That transistor has 0.7nC of gate charge that has to be switched. To transfer that amount of charge in 10ns requires 70mA of drive current.
Hmm. So there doesn't seem much point in using the MOSFET if I need 70mA to drive it so I can sink 100mA to light up my LED. I guess I can understand that the 100mA could be continous, were the 70mA would only be needed for for the 10ns during switching.
I looked at a few MOSFET driver chips, but I didn't find a fast one that could run on a 3.3v supply, which probably makes sense given the properties of typical MOSFETs.
So I'm thinking now of just using a bunch of digital buffer gates hooked up parallel, each with their own current limiting resistor on it. The
74AC125 apparently can be run at 10 MHz, and by using all four gate I should be able to get my 100 mA. And I can power it with 3.3v. The data sheet does not specify the rise and fall times, just the propagation delay.
Depends a lot on how far the signal has to go. Chances are you will have to add a high frequency amp to the detector (see Electronic Design Welcome for an example).

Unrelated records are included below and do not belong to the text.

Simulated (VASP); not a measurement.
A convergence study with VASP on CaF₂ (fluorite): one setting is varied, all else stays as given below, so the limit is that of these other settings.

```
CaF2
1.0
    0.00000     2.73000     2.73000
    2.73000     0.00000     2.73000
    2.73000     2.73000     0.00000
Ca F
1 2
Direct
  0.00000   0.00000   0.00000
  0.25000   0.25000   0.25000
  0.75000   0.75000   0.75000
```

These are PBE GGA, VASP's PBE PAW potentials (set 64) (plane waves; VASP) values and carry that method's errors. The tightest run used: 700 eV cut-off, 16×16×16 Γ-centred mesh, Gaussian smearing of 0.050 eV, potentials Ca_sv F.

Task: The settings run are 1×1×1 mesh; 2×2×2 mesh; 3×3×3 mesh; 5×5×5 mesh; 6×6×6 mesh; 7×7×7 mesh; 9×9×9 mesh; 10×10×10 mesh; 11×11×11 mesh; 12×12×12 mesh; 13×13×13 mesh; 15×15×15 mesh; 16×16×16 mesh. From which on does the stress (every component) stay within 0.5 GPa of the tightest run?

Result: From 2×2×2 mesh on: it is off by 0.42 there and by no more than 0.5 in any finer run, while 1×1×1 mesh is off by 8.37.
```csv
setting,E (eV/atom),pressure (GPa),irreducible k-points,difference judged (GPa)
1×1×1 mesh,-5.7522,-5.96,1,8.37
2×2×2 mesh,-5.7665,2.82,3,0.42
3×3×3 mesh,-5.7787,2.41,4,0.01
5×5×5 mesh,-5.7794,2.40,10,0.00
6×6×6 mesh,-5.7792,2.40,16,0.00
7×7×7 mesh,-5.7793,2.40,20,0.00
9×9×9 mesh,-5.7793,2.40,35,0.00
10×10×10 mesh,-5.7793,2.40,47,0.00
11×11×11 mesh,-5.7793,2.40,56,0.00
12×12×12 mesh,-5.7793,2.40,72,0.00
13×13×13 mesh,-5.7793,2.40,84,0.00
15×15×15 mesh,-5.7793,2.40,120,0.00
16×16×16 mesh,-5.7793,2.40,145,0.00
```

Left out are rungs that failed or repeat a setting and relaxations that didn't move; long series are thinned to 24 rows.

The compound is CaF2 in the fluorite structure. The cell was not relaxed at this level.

That was an excellent link! Thanks very much. The part they use in that circuit is available from Digikey, and is in a reasonable package too. The only downside is that I can't run it with a +3.3v supply. So I looked around on the web, and there are lots of articles on photodiode amplifiers, although the other examples aren't designed for 10MHz. Then I saw there are several entire books on photodiode amplifiers. (sigh) What I'm really interested in is doing the FPGA code, not the analog electronics. Oh well.
Thanks again for your help, I think you've improved my chances for success dramatically.
-Kevin